Understanding the spam scoring system in detail
Every email processed by Cleanbox receives a spam score calculated by Rspamd, an advanced spam scanning engine. This article explains exactly how scores are built, what each component means, and how the system improves over time.
Score components
The spam score is a sum of individual symbols. Each symbol represents a specific check that either passed or failed. Positive scores indicate spam signals. Negative scores indicate legitimate signals.
Authentication symbols
| Symbol | Score | Meaning |
|---|---|---|
| SPF_PASS | Negative | SPF authentication passed |
| SPF_FAIL | Positive | SPF authentication failed |
| DKIM_PASS | Negative | DKIM signature valid |
| DKIM_FAIL | Positive | DKIM signature invalid or missing |
| DMARC_PASS | Negative | DMARC alignment passed |
| DMARC_FAIL | Positive | DMARC alignment failed |
Content symbols
| Symbol | Meaning |
|---|---|
| BAYES_SPAM | Bayesian classifier identified spam patterns in content |
| BAYES_HAM | Bayesian classifier identified legitimate patterns |
| URL_PHISHING | Email contains links to known phishing domains |
| URL_SHORTENED | Email contains shortened URLs (bit.ly, etc.) |
Cleanbox custom symbols
These are unique to Cleanbox, injected based on crowd-sourced sender reputation data:
| Symbol | Score impact | Trigger |
|---|---|---|
| CLEANBOX_BLOCK | +8.0 | 10+ users reported sender, 90%+ spam ratio |
| CLEANBOX_QUARANTINE | +5.0 | 5+ users reported sender, 70%+ spam ratio |
| CLEANBOX_GREYLIST | +2.0 | 3+ users reported sender, more spam than ham |
| CLEANBOX_TRUSTED | -2.0 | 5+ teams have this sender whitelisted or prioritized |
| CLEANBOX_UNCOMMON | +1.0 | Sender has never emailed any Cleanbox user before |
| CLEANBOX_BULK_ESP | +0.5 | Sent via a known bulk email service provider |
How reputation is built
Cleanbox reputation symbols are powered by aggregated user feedback:
- A user receives a message and marks it as spam (thumbs down) or not spam (thumbs up)

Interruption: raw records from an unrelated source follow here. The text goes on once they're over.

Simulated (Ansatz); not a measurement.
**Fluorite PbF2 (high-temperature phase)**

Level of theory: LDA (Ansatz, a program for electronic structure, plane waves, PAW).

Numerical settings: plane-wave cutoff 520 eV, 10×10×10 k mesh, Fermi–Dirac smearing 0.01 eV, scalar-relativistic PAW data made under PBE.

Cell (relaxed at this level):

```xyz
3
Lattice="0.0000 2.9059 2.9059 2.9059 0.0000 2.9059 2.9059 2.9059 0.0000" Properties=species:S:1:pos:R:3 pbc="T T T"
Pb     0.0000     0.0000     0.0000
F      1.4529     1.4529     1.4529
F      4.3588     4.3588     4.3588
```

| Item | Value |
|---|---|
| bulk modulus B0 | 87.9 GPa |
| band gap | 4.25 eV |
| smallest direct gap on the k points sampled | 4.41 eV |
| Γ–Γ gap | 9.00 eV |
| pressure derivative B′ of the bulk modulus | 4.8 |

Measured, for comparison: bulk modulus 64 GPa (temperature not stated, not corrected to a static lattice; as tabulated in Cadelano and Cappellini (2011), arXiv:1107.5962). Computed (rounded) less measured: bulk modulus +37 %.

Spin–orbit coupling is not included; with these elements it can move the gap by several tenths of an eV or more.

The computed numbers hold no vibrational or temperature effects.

- The feedback is recorded per sender address and per sender domain
- Aggregation happens at both levels:
- Address level: feedback specific to
newsletter@spamshop.com - Domain level: feedback aggregated across all addresses at
@spamshop.com(skipped for freemail domains like gmail.com)
- Address level: feedback specific to
- Based on the ratio of spam vs. ham reports and the number of unique users reporting, a recommendation is generated
- The recommendation is passed to Rspamd as a custom header, which triggers the corresponding CLEANBOX_* symbol
Bayesian learning
When a user provides feedback, the raw email is also sent to Rspamd for Bayes training:
- Thumbs down (spam) → Rspamd learns this message pattern as spam
- Thumbs up (not spam) → Rspamd learns this message pattern as legitimate
This training is permanent and cumulative. The more feedback users provide, the more accurate the Bayes classifier becomes. Over time, the classifier builds a statistical model of what spam looks like in the Cleanbox ecosystem.
Reading a spam report
Every message in Cleanbox includes a spam report accessible from the message detail page. The report shows:
- Total score — The sum of all symbol scores
- Symbol list — Every rule that triggered, with its individual score
- Authentication results — SPF, DKIM, DMARC pass/fail
Example report
Total score: 7.3
Symbols:
SPF_FAIL +2.0
DKIM_FAIL +1.5
BAYES_SPAM +3.0
CLEANBOX_UNCOMMON +1.0
URL_SHORTENED +0.8
MIME_HTML_ONLY -0.5
HAS_LIST_UNSUB -0.5
This message scored 7.3 because: SPF and DKIM both failed (+3.5), the content matched spam patterns (+3.0), it was from an unknown sender (+1.0), and it contained shortened URLs (+0.8). The negative scores came from having HTML content and a List-Unsubscribe header (signs of legitimate bulk mail).
How thresholds use the score
Each address has two configurable thresholds:
- Quarantine threshold — Score at which messages are held for review
- Reject threshold — Score at which messages are rejected outright
See Choosing the Right Spam Threshold for recommendations per use case.
Relay-specific scoring
Relay addresses receive two additional checks that aliases do not:
- DNSBL (IP blacklists) — The sender server IP is checked against Spamhaus, Barracuda, and SpamCop. A blacklisted IP results in immediate rejection before content is analyzed.
- Symbol rules — You can configure specific Rspamd symbols that trigger automatic rejection on relay addresses (e.g., always reject if PHISHING_URL is present).
These additional checks reflect the higher security requirements of relay-protected addresses, which typically handle business-critical email.